Published:Monday | December 9, 2013 | 12:00 AM
This jerk man seems very pleased with his mouth-watering mound of meat at the recently held Grace Jamaican Jerk Festival at Markham Park, Weston, Florida. - Gladstone Taylor/Photographer

Dave Rodney, Contributor

The 12th annual Grace Jamaican Jerk Festival came to a hugely successful close in Fort Lauderdale, Florida last month. This event has become one of the most successful, magnetic and continuously running Jamaican festivals in the United States. The event has managed to cement its brand in the lucrative New York City market for the last three years, and its next stop for the summer of 2014 is Washington, D.C. I caught up with festival founders Eddy Edwards, chairman of the Jamaica Jerk Festival USA and vice-chairman Sidney Roberts to find out what makes this festival such a winner.

Both Edwards and Roberts are from Kingston, Jamaica. Edwards is a radio host and former head boy at Ardenne High School while Roberts is an operations specialist who attended Wolmer's Boys' School. They both migrated to South Florida as youngsters and have been assiduously promoting the Jamaican culture on various platforms in that area for nearly 30 years

Sidney Roberts

Dave Rodney: How did the Grace Jerk Festival get started?

Sidney Roberts: We wanted to create an event focusing on Jamaican food, and Jerk cuisine offered several fun and off-the-wall avenues to promote the event to attract Caribbean and mainstream patrons.

What were the early challenges in getting this event off the ground?

The initial festival had only seven food vendors who were unprepared for the crowd. Long food lines; vendors sold out within a few hours resulting in hundreds of hungry, angry patrons. We were overwhelmed, but encouraged by the attendance which was around 4,000.

How many people did you pull this year?

This year's attendance was around 16,500

Why is the event so alluring for residents of South Florida?

The festival is a balanced mix of family entertainment, food and display of Jamaican cultural traditions at a very attractive price. Over the years we have responded to feedback and found solutions to challenges in an effort to continually improve on the patrons 'experience at the festival.

Eddy Edwards

Dave Rodney: Who were your Jamaican sponsors and how did they benefit from the event?

Eddy Edwards: Grace Foods International is our title sponsor, additionally there is the Jamaica Tourist Board, Continental Bakery, The Gleaner, Power 106 as well as companies with strong Jamaican ties such as Digicel, Western Union and Caribbean Airlines. Our sponsors benefit through our extensive marketing campaign, the opportunity to leverage the festival in their sales and marketing efforts as well as association with a reputable and successful event.

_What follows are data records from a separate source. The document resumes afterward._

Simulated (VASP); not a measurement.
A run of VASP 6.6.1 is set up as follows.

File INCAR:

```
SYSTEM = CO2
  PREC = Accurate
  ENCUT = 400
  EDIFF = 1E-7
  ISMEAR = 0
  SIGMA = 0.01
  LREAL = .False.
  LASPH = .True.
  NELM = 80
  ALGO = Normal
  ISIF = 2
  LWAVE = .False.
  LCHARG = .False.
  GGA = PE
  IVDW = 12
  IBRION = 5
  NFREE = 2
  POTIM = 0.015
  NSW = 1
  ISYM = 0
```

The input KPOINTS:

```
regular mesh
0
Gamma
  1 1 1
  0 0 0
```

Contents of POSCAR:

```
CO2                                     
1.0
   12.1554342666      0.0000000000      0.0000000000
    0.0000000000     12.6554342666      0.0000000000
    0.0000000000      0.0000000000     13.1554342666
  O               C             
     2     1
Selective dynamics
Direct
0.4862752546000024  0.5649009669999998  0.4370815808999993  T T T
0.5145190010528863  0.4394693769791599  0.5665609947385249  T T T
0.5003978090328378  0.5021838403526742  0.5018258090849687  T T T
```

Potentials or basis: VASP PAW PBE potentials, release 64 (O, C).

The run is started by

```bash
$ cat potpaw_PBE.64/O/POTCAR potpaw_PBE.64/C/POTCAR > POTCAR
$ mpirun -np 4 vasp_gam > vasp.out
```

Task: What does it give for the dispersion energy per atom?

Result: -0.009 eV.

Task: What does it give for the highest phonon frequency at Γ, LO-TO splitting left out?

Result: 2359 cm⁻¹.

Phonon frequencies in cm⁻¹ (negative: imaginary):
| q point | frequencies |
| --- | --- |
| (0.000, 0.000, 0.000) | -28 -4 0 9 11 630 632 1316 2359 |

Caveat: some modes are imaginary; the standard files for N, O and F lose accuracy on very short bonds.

Non-Jamaican sponsors like Publix were there too. What attracted them to a Jamaican jerk festival?

Publix and other companies such as Vitamalt realise the value of the Caribbean consumer in Florida and have made a conscious effort to market directly to our community. The festival provides that vehicle for them to directly interact with the Caribbean consumer in many ways.

To what extent is the event supported by the city/ town/ municipality of Sunrise and how does the event enrich that area?

The city of Sunrise is very supportive of the event. The city is proud to be the home of this high-profile Caribbean event especially since a large section of its residents are of Caribbean heritage. The city commission has accommodated the staging of the festival with several concessions, the Sunrise Police assisted with developing a traffic pattern to increase traffic flow into and out of the venue, reducing backlog and wait times for patrons.

You've been able to successfully transplant the festival to New York City for three years. What challenges did you face to make this happen and what hurdles are you anticipating as you move into Washington D.C.?

We were very fortunate to partner with VP Records in New York and there were minimal challenges, but we had to convince the community that the festival was different from previous jerk festivals staged in New York. We are hoping that Washington D.C . will present minimal, if any challenges outside of the normal production occurrences.

Has the jerk festival been profitable and what are your long term objectives moving forward?

Over the years we have invested heavily in the festival and the focus was to always improve the event. Based on projected timelines, we have developed the festival into a major event which is now poised to deliver profitable returns on our investment. We are currently looking at options for new markets and expanding the jerk concept into viable business opportunities for the future.